Yesterday, I had a coffee talk with one of my external mentee (outside the organization) and he is joining a new employer next week as a data architect. He asked my advice. I started with a disclaimer; my views are not just for a data architect. I expect any architect who joins new organization to do the following. It can also be generalized as a mentoring advice for who joins new organization. The following were my spontaneous response to him.
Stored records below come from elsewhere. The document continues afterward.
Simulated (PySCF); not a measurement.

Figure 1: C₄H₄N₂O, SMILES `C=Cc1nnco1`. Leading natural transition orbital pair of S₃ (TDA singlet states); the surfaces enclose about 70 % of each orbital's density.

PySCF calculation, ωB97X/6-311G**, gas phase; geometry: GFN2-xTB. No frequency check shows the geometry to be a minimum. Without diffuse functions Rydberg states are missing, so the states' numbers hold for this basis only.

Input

1. Understand the core business of the organization. If it is a profit organization, understand, how the company is making money? Translate the business model into cash flow diagram in a highest level. Do not make assumption based on the generalized business practice or models. For instance, increasing the customer traffic may increase sales and profit in retail sector but it may not be the case for boutique luxury product or service offering organization. In the boutique luxury product or service organization, the focus may be to retain existing customer. Not to increase the customer base since the supply is very limited and unable to even meet current demand.
2. Understand the culture of the organization. Is the company culture is innovative, fast followers, conservative, aggressive risk takers, collaborative, bureaucratic, autocratic, open, hierarchical (control) and etc.
3. Do due-diligence, investigate, communicate, communicate and communicate with all the key stakeholders in the organization to accomplish 1 and 2.
After the short 30 minutes meeting, while driving to work and rushing to take my 8.30 am call in my car, I was thinking the following.
There are terminologies like canonical data model, Meta model, master data management, enterprise data flow, enterprise data bus, enterprise service bus, big data and etc in the realm of data architecture. Quite often, I hear from a passionate data architect about these terminologies in a way, I struggle to understand the tangible benefit. For instance, I hear the definition for enterprise data flow as, enterprise data flow is a structured method that record analyze summarize organize explain the key information which are illustrative to bottom line core business process with inbound outbound flow that indented for the understanding enrichment enhancement and education of key decision maker to make right business decision at the right time to improve overall objective of the business. I didn’t hear the above exact definition but I exaggerated a bit to make my point using Raju Hirani’s idea. Main goal of enterprise data flow is to show critical information to improve ultimate business purpose (like profit). I see architects engage in a prolonged discussion to define taxonomy, framework, methodology, process, tools, governance, stewardship, data quality, reference model and etc. All are great topics and leads into an intellectual discussion, but, sometimes, I noticed the discussion missed to address the ultimate purpose.
It is easy to complicate a thing but it is damn hard to simplify it. My expectation from an architect, including data architect, is to work really hard to simplify the architectural work.
I visualize a data architect as a money-ball architect. For those who have not seen the movie money-ball, the movie is about real life experience in a base-ball team Oakland Athletics where the coach hired Yale graduated economics student who was so passionate about the game and league. He studies the league rules, player profile and creates near optimal data model and analytics to run a successful professional baseball team in the league with lowest investment.
Any successful data architects are money-ball architects. Money-ball architect follows the rule, break the rule, create a new rule and break it until money-ball is identified in the massive multi-dimensional data domain, model the money-ball sub-domain data, identify the key business differentiator from the sub-domain and use it to improve ultimate business purpose.
Money-ball architect will start using canonical data model, Meta model, master data management, enterprise data flow, enterprise data bus, enterprise service bus, big data, taxonomy, framework, methodology, process, tools, governance, reference model (follow the rule). Identify the areas which are not directly contributing to identify the money-ball (break the rule) and drop those areas. Introduce a new concept which directly contributes more to identify the money ball (create new rules) and repeat it until the money ball is identified, modeled and used to improve ultimate business purpose.
To become a successful data architect, create a path for yourself to become a money-ball architect for your organization.